Is there support for KNIME Analytics Platform 4.0.0. and Spark Job Server ?
I have upgraded the platform to 4.0 and using Spark 2.3 on the CDH cluster. Tried installing the generic tar available for 3.6 version from the site and it have me errors. Not able to create the Spark 2.3 Context.
I guess the recommendation is to connect from KNIME is using Livy service, however, the way I’m currently using Spark functionality is sending ssh commands with spark-submit (using External SSH Nodes) and I would like to stick to it.
If job server is not possible for Spark 2.3.0, is there a way to send spark-submit commands (with External SSH Nodes) with Livy Service ?

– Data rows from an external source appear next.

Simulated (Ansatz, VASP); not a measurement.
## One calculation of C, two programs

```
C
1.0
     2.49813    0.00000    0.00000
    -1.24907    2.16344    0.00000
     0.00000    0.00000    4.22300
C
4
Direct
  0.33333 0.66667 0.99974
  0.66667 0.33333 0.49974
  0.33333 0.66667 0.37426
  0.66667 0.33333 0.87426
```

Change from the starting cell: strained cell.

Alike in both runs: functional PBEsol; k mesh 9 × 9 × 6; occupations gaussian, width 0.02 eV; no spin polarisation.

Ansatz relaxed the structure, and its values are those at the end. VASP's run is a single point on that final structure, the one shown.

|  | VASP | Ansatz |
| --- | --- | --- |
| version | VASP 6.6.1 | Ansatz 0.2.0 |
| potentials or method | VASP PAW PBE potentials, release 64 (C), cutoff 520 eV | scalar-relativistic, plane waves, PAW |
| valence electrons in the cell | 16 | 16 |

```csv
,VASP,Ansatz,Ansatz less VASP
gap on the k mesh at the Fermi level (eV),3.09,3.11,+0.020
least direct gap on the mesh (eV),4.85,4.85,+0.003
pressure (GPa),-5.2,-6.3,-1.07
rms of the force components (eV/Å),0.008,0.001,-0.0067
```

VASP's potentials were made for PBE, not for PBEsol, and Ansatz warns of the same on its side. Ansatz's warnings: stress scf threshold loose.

as you already mentioned, we recommend Livy and do not support the Spark Jobserver anymore. In addition I would suggest to update to a more recent KNIME version.
Can you explain what commands are you running or how your setup looks like or add some example workflow? I don’t understand how you get the KNIME Spark nodes and Jobserver working using spark-submit commands via SSH. If you use SSH to tunnel the Jobserver HTTP port, than you can do the same with the Livy HTTP port too.
Thanks for your prompt response. Sorry for the confusion, I’m not using any of the Spark Node in my workflow. Just using the External SSH nodes like below:
Chaining SSH commands in the pipeline, 5th External SSH Node runs the spark submit command on the gateway node.
SSH node config is as below ( Ignore the remote input/output file and initial part of the shell command, it is a hack to make the node work in KNIME )
Exact spark submit command that’s in the “Remote Command” argument is as follows:
--class "com.nfpa.demo.SparkAddressGeocoderOutputFormatter" \
--master yarn --deploy-mode cluster --executor-memory 2048M \
--num-executors 4 --executor-cores 2 --driver-memory 3G \
--conf "spark.storage.memoryFraction=1" --conf "spark.akka.frameSize=200" \
--conf "spark.default.parallelism=100" --conf "spark.core.connection.ack.wait.timeout=600" \
--conf "spark.yarn.executor.memoryOverhead=2048" --conf "spark.yarn.driver.memoryOverhead=400" \
hdfs://10.10.10.80:8020/user/mayub/knime_geocoder/year=2017/ /home/mayub/index/ \
/user/mayub/knime_geocoder/address_test.csv 1 10 ALL_STATES > \
Summary of the above command - basically it’s calling spark-submit with a jar file and passing class arguments to the file along with some custom spark configurations to override them and storing it in a log file.
Let me know if it’s not clear, i’ll try attaching part of the workflow
Would be good to know if there is an equivalent in Livy to do the same.
there is a project called Spark-Jobserver that we used to connect the KNIME Spark nodes and the Spark cluster a long time ago, but we now recommend using Livy.
Looks like you are using Spark, but no Spark-Jobserver There should be no problem to run your SSH/spark-submit commands as you do not use any spark node.
We have a Livy parcel if you like to try the Spark nodes, if not, running spark-submit should work independently of the KNIME version.
See the docs on how to install Livy on CDH 5.x, CDH 7.x contains Livy already: KNIME Big Data Extensions Admin Guide
Thanks @sascha.wolke. SSH/Spark-Submit works fine for now.
I actually tried the Livy Setup from the Admin Guide you sent. I got
NullPointerException using the Livy service along with external jar files. This seems to be a Open Issue https://issues.apache.org/jira/browse/LIVY-636 .
This was one reason why I wanted to see if SparkJobServer and Spark 2.X would work instead. But that’s fine. I think I can work with SSH/spark-submit route for now.